California lawmakers, tribal officials decry deadline
Thursday, Nov. 13, 1997 | 10:41 a.m.
"Indian gaming has become a strong economic engine," state Sen. Richard Polanco, D-Los Angeles, said Wednesday. "It has taken people off of welfare and into jobs; it has revitalized communities both on the reservation and off; it has replaced illiteracy with education; it has replaced substance abuse with treatment; it has replaced poverty with prosperity."
U.S. attorneys have informed California tribes that they must reach casino operation agreements with the state by March 31, or face enforcement actions by federal regulators.
If the tribes fail to reach the agreements, they would have until May 1 to remove their lucrative video slot machines, which state and federal officials say are illegal under state law.
By March 15, the tribes are supposed to confirm that they will adhere to that schedule -- or, again, they may face enforcement actions.
Officials have said the enforcement actions would avoid confrontational moves such as seizing games or arresting people.
In a related matter, a federal judge in Los Angeles this month turned down prosecutors' request for a permanent injunction to ban certain casino-like games at gambling halls on eight Indian reservations in Southern California.
U.S. District Judge J. Spencer Letts rejected the request last week. It was the second time the U.S. Attorney's office had sought an injunction to halt such games as video slots and black jack.
In October, the judge also rejected a preliminary injunction against the reservation casinos, mostly in Riverside and San Bernardino counties.
While U.S. Attorney Nora Manella in Los Angeles has been aggressive in pushing for removal of the machines, federal prosecutors in Sacramento and San Diego have been willing to wait out the negotiations.
The judge's decision "reflects a growing tide of legal, law enforcement and political opinion that there should be one rule for the state's policy -- that gaming tribes should be able to negotiate with the state for a gaming agreement," the Tribal Alliance of Sovereign Nations said in a statement Wednesday.
At the state Capitol news conference on the issue Wednesday, a bipartisan group of lawmakers sided with Polanco including Sens. Cathie Wright, R-Simi Valley; Diane Watson, D-Los Angeles; and Barbara Lee, D-Oakland; and Assemblymembers Tom McClintock, R-Simi Valley; Martha Escutia, D-Huntington Park; and Tony Cardenas, D-Pocoima.
"I don't believe you can mandate to the governor and the negotiating Indian tribes from the judiciary," Wright said. "Their action should come after any agreement has been reached."
Lee called the U.S. Attorney offices demands "a hostile act."
"We know both the federal government and the state governments are promoting self-sufficiency and self-empowerment," she said. "It makes no sense, when you have a group of people which has proven it knows how to become empowered ... to interfere in that activity."

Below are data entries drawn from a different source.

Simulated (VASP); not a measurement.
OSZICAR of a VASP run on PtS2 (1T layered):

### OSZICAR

The administration of Gov. Pete Wilson and the tribes are in the fourth month of negotiations over the number and types of games tribes can offer. The tribes say they are sovereign nations and should not be told what they can and cannot do on their reservations.
But under the federal laws which permitted Indians to operate casinos, they may only offer games which are already legal in the states where they are located.
California does not permit the types of games at issue, going so far as to strike down the California Lottery's Keno game on similar grounds.
More than 13,000 of the devices are operated in California by more than three dozen tribes, the attorney general's office has said.
Gambling interests are major contributors to political campaigns. But Polanco said the lawmakers who joined him at Wednesday's news conference were motivated by principle, not money.
The tribes have mounted a $1 million television advertising campaign to show how casinos have improved life on the reservations and delivered their members from welfare dependence.